- Slump adds to case for Bank of England to ease monetary policy
- Markit sees increased risk of U.K. sliding into mild recession
Britain’s services sector, the largest part of the economy, is shrinking at the fastest pace in seven years, adding weight to arguments for the Bank of England to loosen policy this week.
Markit said its Purchasing Managers Index plunged to 47.4 in July from 52.3 in June, below the 50 level that signals contraction. The gauge hasn’t been this weak since March 2009, when the BOE cut its benchmark interest rate to a record low and launched quantitative easing to aid the economy.
Surveys of confidence and business activity have slumped since Britain’s decision in June to quit the European Union, and the BOE is expected to respond with fresh stimulus when it announces its next policy decision on Thursday. Markit said its services, manufacturing and construction indexes are signalling a quarterly economic contraction of 0.4 percent.
“It’s too early to say if the surveys will remain in such weak territory in coming months, leaving substantial uncertainty over the extent of any potential downturn,” said Chris Williamson, chief economist at Markit in London.
The latest report comes as the National Institute of Economic and Social Research warns of a “marked” slowdown in U.K. growth as Brexit damps investment and consumer spending. They expect the BOE’s Monetary Policy Committee to reduce its key rate to 0.1 percent from 0.5 percent currently, with cuts this week and in November.

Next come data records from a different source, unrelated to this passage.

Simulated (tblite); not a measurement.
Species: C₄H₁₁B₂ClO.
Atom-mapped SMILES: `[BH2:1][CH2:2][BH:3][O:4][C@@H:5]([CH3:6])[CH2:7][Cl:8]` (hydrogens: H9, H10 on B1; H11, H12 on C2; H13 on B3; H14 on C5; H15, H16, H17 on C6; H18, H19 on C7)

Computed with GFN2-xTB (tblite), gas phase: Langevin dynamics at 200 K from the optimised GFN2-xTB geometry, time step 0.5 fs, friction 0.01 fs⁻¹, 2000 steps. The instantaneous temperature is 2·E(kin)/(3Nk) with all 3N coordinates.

The pound has fallen more than 10 percent against the dollar since the June 23 referendum. It was at $1.3356 as of 10:02 a.m. London time, little changed on the day.
Markit’s combined all-sector measure fell 4.6 points to 47.3 in July, the biggest one-month fall in the near 20-year history of the survey. Williamson said the slump has “undoubtedly increased the chances of the U.K. sliding into at least a mild recession.”
Among services companies, while firms expect business activity to rise over the next 12 months, sentiment was still the weakest since February 2009. Negative outlooks were linked to Brexit uncertainty, Markit said. The headline activity index matched a flash estimate published on July 22.
In a Bloomberg survey, 50 of 52 economists anticipate a BOE rate cut on Thursday. Economists are divided on whether it will restart QE, with 21 of 44 seeing new bond purchases.
There are no signs that Brexit is harming the euro area, the destination for 42 percent of British goods’ exports last year. A PMI index for manufacturers and services unexpectedly rose to 53.2 in July from 53.1 in June, Markit said Wednesday.